Map of life expectancy at birth from Global Education Project.

Wednesday, July 04, 2007

Proud to be an American

I see those bumper stickers everywhere, and I wonder. Why I should take any pride in the accident of birth that makes me a U.S. citizen?

Certainly my birth was fortunate. I was among those many Americans who had privileges and opportunities, which I didn't entirely squander. And, as a citizen of the United States, I have obligations to contribute to the society and the polity. Some might take pride in the extent to which they have done so. I also have obligations to the people around me, and I might take pride in the achievements of people who are close to me, and anyone whose achievements I may have encouraged, or assisted or supported. But just being an American? Why should I be proud of that?

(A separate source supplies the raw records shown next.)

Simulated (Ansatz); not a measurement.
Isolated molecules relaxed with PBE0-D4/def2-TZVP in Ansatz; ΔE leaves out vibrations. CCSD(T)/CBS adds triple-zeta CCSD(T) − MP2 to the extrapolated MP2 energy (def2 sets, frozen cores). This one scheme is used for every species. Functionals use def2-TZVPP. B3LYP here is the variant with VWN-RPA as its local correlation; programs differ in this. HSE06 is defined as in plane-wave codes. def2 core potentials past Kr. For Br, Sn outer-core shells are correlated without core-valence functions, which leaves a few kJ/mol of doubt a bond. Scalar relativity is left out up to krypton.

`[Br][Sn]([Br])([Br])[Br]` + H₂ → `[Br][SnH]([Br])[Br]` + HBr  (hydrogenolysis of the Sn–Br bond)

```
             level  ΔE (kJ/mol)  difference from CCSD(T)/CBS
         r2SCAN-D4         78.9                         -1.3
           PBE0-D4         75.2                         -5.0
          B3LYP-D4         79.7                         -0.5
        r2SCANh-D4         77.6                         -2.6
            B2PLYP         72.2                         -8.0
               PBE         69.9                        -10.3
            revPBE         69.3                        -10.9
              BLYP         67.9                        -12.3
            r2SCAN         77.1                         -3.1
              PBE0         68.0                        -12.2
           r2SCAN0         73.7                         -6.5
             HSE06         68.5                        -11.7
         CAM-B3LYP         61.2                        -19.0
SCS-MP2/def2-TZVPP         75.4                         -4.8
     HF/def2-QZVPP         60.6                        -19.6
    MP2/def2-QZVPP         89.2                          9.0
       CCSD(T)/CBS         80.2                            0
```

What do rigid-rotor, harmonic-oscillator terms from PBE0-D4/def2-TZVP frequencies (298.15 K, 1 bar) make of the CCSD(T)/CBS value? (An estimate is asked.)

So when I see the Cadillac Escalade with the "Proud to be an American" bumper sticker, I can only imagine what that means to the proprietor. Maybe he was once a poor campesino in Guatemala, whose ancestors had hoed the same mountainside for 10,000 years. But now the European settler government in Guatemala City was making war on his people to squash their demands for land, education and health care. After they killed his father and uncles, and destroyed his livelihood, desperate to feed his babies he hiked through the jungle and jumped on a freight train, riding it north for three days with nothing to eat. Then he ran through the desert and nearly died of thirst, until he found his second cousin. For the next five years he hid in the shadows, doing back breaking work for $20 a day, half of which he sent home to feed his family until, in 1986, Congress and President Ronald Reagan gave him a way to make himself fully a part of the community he had helped to build and feed. They even made it possible, eventually, for his wife and children to join him, and for his family to make a life here just as Mr. Reagan's impoverished and oppressed ancestors had once done. Maybe that's what they are proud of.

But that's highly unlikely. I think they despise such people, who they call criminals who were given amnesty for their despicable deeds. Or maybe they really despise them because of their dark brown skin, and strange food and music, and because they pray in the wrong language. The people in the Cadillac, of course, pray in English, the language of the Bible.

Judging by their other bumper sticker, maybe they're proud because they twice cast their presidential ballot for a talentless and narcissistic son of privilege, who failed at everything he tried but was always bailed out by his powerful Daddy and his Daddy's rich friends, until some of his Daddy's friends put him in the White House, because they needed a malleable fool to pretend to be president while they tried out their demented plans for world domination. I guess that makes them proud, even though the world domination thing hasn't worked out so well, at least not so far.

Or maybe they're proud because they get to sit in front of their television and cheer while they watch the bombs they paid for blow up houses and people. Hey, it is the home of the brave. Maybe they're proud because in the richest country in the world, only 32 million people can't afford an adequate diet. That's only 10 percent, after all. Or maybe they're proud that the United States imprisons the highest proportion of its population of any country in the world. Now that's quite an accomplishment -- especially for the land of the free. Maybe they're proud of spending the most on health care of any country in the world -- an even more impressive accomplishment when you consider that we have the worst health of any wealthy country, and are the only one that leaves a big chunk of its people with no health insurance at all. Maybe they're proud that 5 percent of the earth's population manages to consume 25 percent of the earth's resources. We're number one!

I don't know. I can think of a few more things they might be proud of, so I can't decide. But in any case, can they really take credit for it?